A typical large tree can suck as much as 40 kilograms of carbon dioxide out of the air over the course of a year. Now scientists at the University of California, Berkeley say they can do the same job with less than half a pound of a fluffy yellow powder.
The powder was designed to trap the greenhouse gas in its microscopic pores, then release it when it's ready to be squirreled away someplace where it can't contribute to global warming. In tests, the material was still in fine form after 100 such cycles, according to a study published Wednesday in the journal Nature.
"It performs beautifully," said Omar Yaghi, a reticular chemist at UC Berkeley and the study's senior author. "Based on the stability and the behavior of the material right now, we think it will go to thousands of cycles."
Dubbed COF-999, the powder could be deployed in the kinds of large-scale direct air-capture plants that are starting to come online to reduce the amount of carbon in the atmosphere.
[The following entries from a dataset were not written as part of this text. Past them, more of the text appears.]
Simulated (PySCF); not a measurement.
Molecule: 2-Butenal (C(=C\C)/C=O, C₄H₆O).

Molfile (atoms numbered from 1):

Keeping the concentration of atmospheric carbon dioxide below 450 parts per million is necessary to limit global warming to 2 degrees Celsius above preindustrial levels and prevent some of the most dire consequences of climate change, scientists say. Measurements taken at the Mauna Loa Observatory in Hawaii indicate that CO2 levels are currently around 423 ppm.
"You have to take CO2 from the air -- there's no way around it," said Yaghi, who is also chief scientist at Berkeley's Bakar Institute of Digital Materials for the Planet. "Even if we stop emitting CO2, we still need to take it out of the air. We don't have any other options."
Klaus Lackner, founding director of the Center for Negative Carbon Emissions at Arizona State University, agreed that direct air capture will become an important tool for sequestering carbon and cooling the planet once important hurdles have been overcome. The advances in the new study may help, he said.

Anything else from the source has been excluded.